On the other side, Jackson has come under attack lately from environmentalists who say her agency hasn't done enough on regulations. Many in the environmental community were deeply dismayed after Obama last month delayed a major rule that would have limited allowable smog, or ground-level ozone. Some environmentalists called on Jackson to step down over the decision.
While environmentalists aren't likely to cross party lines in 2012, their disappointment with the administration could dim the energy of a key part of the Democratic base, the same groups that helped get out the vote for Obama in 2008.

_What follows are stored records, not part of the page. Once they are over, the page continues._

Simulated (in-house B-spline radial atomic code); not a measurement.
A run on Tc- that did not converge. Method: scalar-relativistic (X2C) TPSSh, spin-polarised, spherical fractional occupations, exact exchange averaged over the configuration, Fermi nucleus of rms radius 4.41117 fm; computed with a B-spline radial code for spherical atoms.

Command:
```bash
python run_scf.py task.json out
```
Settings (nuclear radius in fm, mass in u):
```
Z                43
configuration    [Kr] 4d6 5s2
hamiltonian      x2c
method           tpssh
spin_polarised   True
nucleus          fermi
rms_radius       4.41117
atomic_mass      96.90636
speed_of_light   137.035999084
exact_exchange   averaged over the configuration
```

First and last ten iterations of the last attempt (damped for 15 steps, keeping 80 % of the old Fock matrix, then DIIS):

Jackson is touring farm states ahead of EPA's forthcoming rules on farm dust, claiming they won't harm agriculture's bottom line. The rule would rein in pollution of "particulate matter," which can be inhaled and damage lungs, and would cut down on air concentrations of soot and dust. Farm-state Republicans are working on legislation to block the rule.
Jackson said that if she had to do one thing differently in her tenure, she would have preemptively reached out to farmers to let them know about the farm-dust rules and what they entailed, rather than doing damage control after it became a partisan political issue.
"It is always harder to go back and talk to people after they've been frightened about what you do," she said. "I think I would have spent more time doing that proactively, had I known how quickly the seeds would spread."
Jackson said she will remind green groups that EPA brokered historic deals with auto companies to lower tailpipe emissions by 2025 and that it's in the process of implementing the nation's first-ever regulations on greenhouse gases that cause climate change.
She acknowledged EPA has another big decision that could anger environmentalists, depending which way it goes: In the coming weeks, EPA must recommend to the State Department whether it should approve the 1,700-mile Keystone XL pipeline, which would import oil extracted from the Canadian tar sands. Environmentalists, who demonstrated for weeks in front of the White House this summer against the pipeline, say approving it could be environmentally devastating, since the tar sands oil extraction process produces 30 percent to 70 percent more carbon emissions than standard oil production.
"That pipeline's a big issue," she said, declining to offer a hint of what her agency would recommend. To date, the State Department has given several signals that it is likely to approve the pipeline.
Jackson noted that the agency is reviewing the safety of the controversial natural-gas extraction method of hydraulic fracturing, known as fracking. The Obama administration has generally spoken favorably of fracking, since it allows production of cheap natural gas, which emits only half the carbon emissions of coal. But it has come under scrutiny as many fear the fracking process could contaminate water tables. The fossil-fuel industry has resisted any regulations on fracking.
"When it comes to natural-gas development, the key is to make sure that we say, 'Engineers, make sure we do it safely without harming water supplies,' and I think we're well on the way," said Jackson. "On chemicals, we don't have data that shows those chemicals showing up in someone's well. Over time that may not be a true statement. Unless there's a problem with well construction, [hydrofracking chemicals] shouldn't end up in aquifers."
For now, companies aren't required to disclose which chemicals they inject in the ground during hydrofracking, but, Jackson said, "disclosure of those chemicals is a very good idea."